Netlify CEO here. I'll try to answer the questions from the thread so far:
Some of our customers are affected by an outage of Googles Load Balancer.
These customers are not taking advantage of our DNS management, or they are not using a DNS provider that supports CNAME flattening and are using their root domain name for their website (ie, no www prefix).
While we don't recommend the setup, we do provide a single IP address to bind an A records for customers that want it.
In general we run our edge infrastructure as a large multicloud setup spanning several different network providers, and offer two separate networks, one for free/self-serve customers that will get newer features faster and one for enterprise customers running mission critical projects where we guarantee very high uptime and reliability through formal SLAs.
The single IP mentioned above however corresponds to a Google Load Balancer, and they are unfortunately currently having an outage for all load balancers in the relevant region. Read more on https://status.cloud.google.com/
Again, while we generally don't recommend using the A name setup for anything mission critical, we are currently doing everything we possible can helping enterprise customers that have chosen this setup to change their configuration.
Really sorry for all the trouble this are causing for our users, full RCA will be forthcoming.
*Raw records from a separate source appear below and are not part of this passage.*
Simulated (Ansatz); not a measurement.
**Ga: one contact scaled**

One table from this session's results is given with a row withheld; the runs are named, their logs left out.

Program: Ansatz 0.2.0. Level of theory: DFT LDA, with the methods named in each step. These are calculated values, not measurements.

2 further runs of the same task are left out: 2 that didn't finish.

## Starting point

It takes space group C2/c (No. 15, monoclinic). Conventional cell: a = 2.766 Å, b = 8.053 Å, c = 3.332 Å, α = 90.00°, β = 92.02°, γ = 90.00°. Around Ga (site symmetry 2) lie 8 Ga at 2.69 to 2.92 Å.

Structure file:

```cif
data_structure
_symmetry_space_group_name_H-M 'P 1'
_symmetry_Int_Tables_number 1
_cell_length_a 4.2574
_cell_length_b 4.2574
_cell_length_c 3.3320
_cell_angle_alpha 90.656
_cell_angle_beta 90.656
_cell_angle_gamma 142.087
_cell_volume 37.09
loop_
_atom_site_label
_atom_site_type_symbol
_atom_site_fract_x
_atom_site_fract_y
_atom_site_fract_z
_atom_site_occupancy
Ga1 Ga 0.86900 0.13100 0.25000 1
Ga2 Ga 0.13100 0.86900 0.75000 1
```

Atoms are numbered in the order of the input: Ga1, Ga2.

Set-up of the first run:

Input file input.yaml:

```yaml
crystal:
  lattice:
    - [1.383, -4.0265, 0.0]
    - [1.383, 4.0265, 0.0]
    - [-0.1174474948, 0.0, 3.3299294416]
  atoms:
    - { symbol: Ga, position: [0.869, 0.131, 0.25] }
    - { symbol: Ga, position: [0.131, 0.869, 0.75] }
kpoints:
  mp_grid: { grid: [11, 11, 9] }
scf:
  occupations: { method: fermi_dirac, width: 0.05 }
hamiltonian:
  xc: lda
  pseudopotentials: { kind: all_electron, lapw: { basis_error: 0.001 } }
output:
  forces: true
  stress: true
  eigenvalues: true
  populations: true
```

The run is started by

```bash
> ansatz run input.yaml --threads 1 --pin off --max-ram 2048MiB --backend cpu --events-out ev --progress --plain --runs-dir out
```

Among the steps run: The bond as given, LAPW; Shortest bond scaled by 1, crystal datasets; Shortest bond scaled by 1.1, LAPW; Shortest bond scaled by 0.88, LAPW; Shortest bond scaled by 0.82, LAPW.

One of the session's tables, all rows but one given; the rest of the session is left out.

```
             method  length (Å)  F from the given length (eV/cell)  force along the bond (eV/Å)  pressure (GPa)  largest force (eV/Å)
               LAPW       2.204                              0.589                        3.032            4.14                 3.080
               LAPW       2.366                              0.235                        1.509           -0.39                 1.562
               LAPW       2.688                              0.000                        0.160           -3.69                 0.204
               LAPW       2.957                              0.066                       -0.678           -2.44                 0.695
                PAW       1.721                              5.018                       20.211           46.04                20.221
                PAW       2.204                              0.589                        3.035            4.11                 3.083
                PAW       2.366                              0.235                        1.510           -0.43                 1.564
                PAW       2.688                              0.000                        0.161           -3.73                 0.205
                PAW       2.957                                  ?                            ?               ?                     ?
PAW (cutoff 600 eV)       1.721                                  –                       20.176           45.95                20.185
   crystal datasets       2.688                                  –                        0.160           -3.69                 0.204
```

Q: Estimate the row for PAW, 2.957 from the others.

> These customers are not taking advantage of our DNS management
I think I understand the point you are trying to make, that customers who are utilizing Netlify DNS Management are unaffected because reasons, but this is phrased in a way that implies that it is your users fault for this downtime because they didn't chose to use your related service.
Full RCA with the steps the team has taken to improve this setup will be coming soon. The main issue with AWS's DNS solution, in this context, is that they don't support ALIAS records or similar techniques (CNAME flattening, etc) for A records pointing to any external provider. That limits our options a lot in terms of what we can do, since anyone using this setup need to point all their traffic to one or more fixed IP addresses.
Our current solution for the free/self-serve tier of Netlify has been to rely on Google's load balancer product to give people a stable IP pointing to a highly available solution. In light of recent issues, our team has setup a new permanent IP for A records (75.2.60.5) backed by a different solution, but due to the way DNS providers with no ALIAS record support work, it does require our customers to manually change their A records.
I totally get that moving DNS providers is a big deal and we want to give the best experience we can regardless of what provider you're on, but we have to work within the technical limitations of those providers and it's the nature of things that we do have more options to deliver a completely seemless experience when we operate both the DNS and the edge layer for customers.
Route 53 General Manager here. Flattening of external provider CNAMEs has a number of availability and accuracy risks. Route 53 offers a 100% availability SLA, and we really mean it. We’ve heard over and over from customers that reliability is our most valuable feature. We can’t provide that same reliability when external queries are in the mix; if we query asynchronously then features such as geo-based routing don’t work as expected for customers. If we query synchronously, then latency and availability are impacted directly.
We do offer ALIAS records between Route 53 hosted zones, and this capability is open to providers such as Netlify. We’d be happy to have customers ALIAS to a hosted zone managed and updated by Netlify. It sounds like your IP addresses are relatively stable, keeping these in sync doesn’t sound like it would be a big deal, and would give you a lever you could pull to change your customer DNS quickly in an event such as this. You could also configure health checks on your own DNS records, which any customer ALIAS records that point to your DNS records in Route 53 would inherit.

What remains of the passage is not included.